Hardsuits are reinforced, full-body exosuits that are primarily designed to protect its user and augment them with several features. Some hardsuits are rated for EVA (extravehicular activity), and they can be built for specialized purposes ranging from electrical and radioactive insulation to ballistic protection and thermal imaging.
The Sol Defence Corps employs over a dozen hardsuit variants for usage by its personnel. The following article describes hardsuit technologies as well as their capabilities.
Technology
Standard layers
All military-grade hardsuits have, at their core, a multilayered body glove for keeping the wearer comfortable. This body glove consists of several layers, from innermost to outermost:
- A padded, porous inner layer that directly touches the wearer's skin, to keep the wearer comfortable and wick away any sweat or fluid buildup on the skin.
- An active thermal control layer that directly heats or cools down the wearer via a network of vein-like tiny pipes, millimetres in diametre, that pump either heated or cooled fluid (typically deionized water) whose temperature is regulated by an attached Thermal Control System (TCS, see below).
- An insulating layer that shields the wearer from vacuum or extreme temperatures, as well as background radiation. Hardsuits designed for engineering or exploration use might have reinforced insulating layers.
- An emergency outer ablative layer that aims to protect the wearer from extreme heat sources (such as fire) for a short period of time. This layer is temporary and must be replaced (via a spray-on solution) if it is expended.
The body glove by itself, if combined with a helmet, boots and gloves, is already airtight and can be used in vacuum; however, it is comparatively fragile and not well-insulated enough for long-term use, and outer layers must be used for additional insulation and protection.
Armor
Most hardsuits come with additional armor for added protection. These can range from standard ballistic armor, intended to shield against meteorite fragments, to full-scale, multilayered combat armor for battlefield usage.
Infantry hardsuits such as those of Marines, Gunners, and Spec Ops operators contain the following layers:
- An additional, non-expendable ablative layer for protection against heat or laser-based weaponry.
- A kinetic distribution layer consisting of flexible, yet stiff, textile plates that attempt to evenly distribute the force of an impact throughout the wearer's body.

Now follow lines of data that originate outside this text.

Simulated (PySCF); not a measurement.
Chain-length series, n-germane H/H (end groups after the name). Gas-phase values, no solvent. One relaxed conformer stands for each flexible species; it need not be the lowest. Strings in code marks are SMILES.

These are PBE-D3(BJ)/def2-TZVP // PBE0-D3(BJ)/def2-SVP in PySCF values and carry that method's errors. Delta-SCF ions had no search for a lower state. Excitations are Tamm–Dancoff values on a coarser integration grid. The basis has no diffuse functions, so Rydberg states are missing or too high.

- A carbon-nanotube reinforced nanofiber (CNF) layer that remains flexible while being able to withstand limited small arms fire and sharp objects.
- Outer armor plating that varies in composition depending on the suit's type.
Outer armor plating for standard infantry consists of ductile titanium-ceramic fiber metal matrix composite (TCMMC) plating, consisting of at least two layers. In between the layers is a graphene spall laminate, intended to protect against armor penetration and potential shrapnel. The outermost layer of TCMMC plating is reinforced by an additional vapor deposition coating of titanium carbonitride (TiCN) for added hardness and environmental protection. Cosmetics are usually added on top, such as ceramic-based paints or decals.
Additional CNF padding is employed on armor joints, especially around the knees, elbows, wrists, shoulders, and neck, minimizing the vulnerability these areas have compared to fully armored sections such as the chest.
Visors and other translucent components are typically constructed of aluminium oxynitride (ALON), with additional spall laminate layers to protect them against shattering.
Devices
Hardsuits also come attached with several monitoring and regulation devices for the wearer. These are usually governed by an onboard AI-powered computer installed on each suit that can intelligently adapt to wearers' attributes and behavioral patterns.
Wrist-mounted Interface (WMI)
Also simply referred to as the wrist computer or wrist pad, the WMI forms the main interface between the wearer and the suit's controls. It contains a multimedia information display that can control various things and give readouts on the wearer's condition.
Thermal Control System (TCS)
An attached thermal control system unit regulates the wearer's temperature by using an electric heater/cooler assembly to change the temperature of the liquid coolant that flows throughout the suit. Up to two pipe networks, each containing 1-2 kilograms of fluid, can exist: the first connects to the wearer's body glove while the second, if applicable, cools down attached components and machinery, like computers.
Biomonitor
Several sensors and electrodes on the body glove give readouts on everything from the wearer's heart rate, brain activity, blood pressure and oxygenation, and their oxygen consumption rate. These can send alarms to their wearer via the WMI if any reach a problematic threshold and, if configured, can automatically send an emergency message via the onboard communications transponder if it gets critical or the wearer becomes incapacitated.
Communications transponder
The onboard transponder acts as simultaneously an antenna (of variable range) and an IFF transponder, communicating to allied personnel or vehicles the affiliation of the suit's wearer. Depending on configuration, suits can use their transponder to broadcast either communications radio, biomonitor readouts or location data of the wearer.
Computer
Hardsuit computers are powered by a Class I AI that manages the suit's functions as well as the wearer's statistics. They can be of various processing powers and can also be used as the CPU for several attachable components that require a computer to function.